So in the meantime, I have an awesome monitor that detects motion (and sounds an alarm if it does not detect motion for like 20 seconds.) She seems to be sleeping peacefully (on her side like her momma,) and has been in bed for about an hour and a half so far. But oh how I will miss her tonight. After I put her to bed, she cried a bit and I went back in to put her pacifier back in her mouth. She grabbed my hand and pulled it to her face, hugging it like she would a doll or teddy bear. When she was a newborn, if someone else was holding her and she started crying, I would place my hand on her cheek and she would stop, because she sensed momma was there. Now that trick does not quite fool her anymore, but apparently my touch on her cheek still comforts her. I love that.

Praying for both of us to sleep well tonight!

Thursday, July 15, 2010

One whole month...

That is how long it has been since I have last blogged! And what a month of blessing.
I could start with the excuses; shortly after my last post, our AC broke and we endured too many days of a heatwave before packing up to stay with my parents. And using their internet makes me remember the days of dialup ten years ago, so a blog post was just not feasible. We were too busy trying to keep my little tinker cool and happy and still on some semblance of a schedule. But the coolest thing is how people cared for us through this time. When our AC broke, I posted something on facebook asking for some help staying cool, and several people volunteered fans for us. Allen's parents loaned us a window unit that kept Lorelei safe from overheating during her naps and at night. And finally, when it just got to be too much, my parents opened their entire home for us and fed us for a whole five days. It helped us buy some time to find a repair man and save the money for it, and when it was all said and done, it was not nearly as bad as we thought!

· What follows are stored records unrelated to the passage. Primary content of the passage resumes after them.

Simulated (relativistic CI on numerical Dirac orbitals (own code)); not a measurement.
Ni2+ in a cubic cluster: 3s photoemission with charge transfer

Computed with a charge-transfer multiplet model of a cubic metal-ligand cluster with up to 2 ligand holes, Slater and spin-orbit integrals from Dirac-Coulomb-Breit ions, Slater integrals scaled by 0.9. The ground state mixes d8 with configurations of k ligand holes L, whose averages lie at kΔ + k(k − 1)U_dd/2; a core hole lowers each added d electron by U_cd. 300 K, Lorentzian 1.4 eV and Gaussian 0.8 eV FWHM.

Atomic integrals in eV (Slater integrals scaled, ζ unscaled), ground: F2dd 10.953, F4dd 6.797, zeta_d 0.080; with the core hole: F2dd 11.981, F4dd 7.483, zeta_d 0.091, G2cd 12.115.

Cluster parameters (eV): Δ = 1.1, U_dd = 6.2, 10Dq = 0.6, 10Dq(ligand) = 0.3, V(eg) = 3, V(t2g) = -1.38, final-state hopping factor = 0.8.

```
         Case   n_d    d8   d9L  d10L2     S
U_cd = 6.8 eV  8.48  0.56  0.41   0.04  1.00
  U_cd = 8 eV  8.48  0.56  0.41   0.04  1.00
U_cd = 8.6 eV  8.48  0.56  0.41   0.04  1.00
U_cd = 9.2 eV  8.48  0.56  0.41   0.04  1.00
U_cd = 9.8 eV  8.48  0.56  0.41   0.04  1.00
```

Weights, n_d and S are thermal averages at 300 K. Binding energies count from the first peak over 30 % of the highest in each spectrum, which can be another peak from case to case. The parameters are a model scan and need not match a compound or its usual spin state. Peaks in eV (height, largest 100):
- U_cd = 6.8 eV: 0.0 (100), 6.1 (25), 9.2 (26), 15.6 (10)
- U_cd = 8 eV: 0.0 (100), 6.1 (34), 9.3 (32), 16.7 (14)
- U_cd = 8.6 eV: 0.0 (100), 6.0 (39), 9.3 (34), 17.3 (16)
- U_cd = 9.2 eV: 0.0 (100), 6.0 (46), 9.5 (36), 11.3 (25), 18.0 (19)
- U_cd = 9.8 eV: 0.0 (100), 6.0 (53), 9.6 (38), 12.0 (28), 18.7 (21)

And then we went on Lorelei's first vacation to Allen's family cabin in the mountains. It was another huge blessing because it was through the generocity of family members and friends helping us out with travel and cooking our meals during the trip, we were able to take a vacation we otherwise could not afford. What a gift to have a few days in a beautiful place with family all around.






And now we are back home and life goes on.
Lorelei is four months and one week old. She is learning and growing every day, and still very much the light of my life. Some stats:
-She is still quite the peanut; only in the 15th percentile for weight, yet the 35th for height.
-When she is in the mood to (and only then) she will roll back and forth from belly to back. She rolls so much that I had to stop swaddling her in her woombie at night because she can flop on her face and stretch out like she is doing a back bend.
-She is eating about six times a day and taking about 3-4 mini naps a day. I would love to turn that into two legit naps. Working on that.
-She started laughing. And has done it approximately three times since the very first time two weeks ago. It is glorious.
-She is in a huge "everything in the mouth" phase; anything she can hold onto she instantly will start to nom on. Her new trick is taking her pacifier out of her mouth so she can chew on the wrong end of it. Or she will take a dive at my face and try to suck on my nose (ew) or my mouth or whatever she can get to.
-She is interested in toys now to some degree. Her favorite is a pink elephant named Effie and a little stuffed doll-thing we call Pea. And by favorite, I mean that she seems to like to nom on them a bit more intently than her other toys.
-She still will not take a bottle. She still screams like a banshee almost every time we try. I had to go through a 7 hour training about a half hour from my house and my mom had to bring her to me twice so I could nurse her in the parking lot. Spoiled much? I am going to start her on a sippy cup (hopefully) this month and in two months we start solids!




Speaking of training, I am working part-time from home. I have a couple of meetings and trainings away from home, and besides the one really long one, it is actually quite a nice arrangement. I love setting my own hours and scheduling around Lorelei's needs, but at the same time, I also love having something to do that reflects my skills. It is a huge blessing!


Other than that, we are living life and loving each other. I am so thankful for my family and all of those who cared for us during the past few months. And every day is beautiful because I get to spend it with my sweet girl. God is kind to me.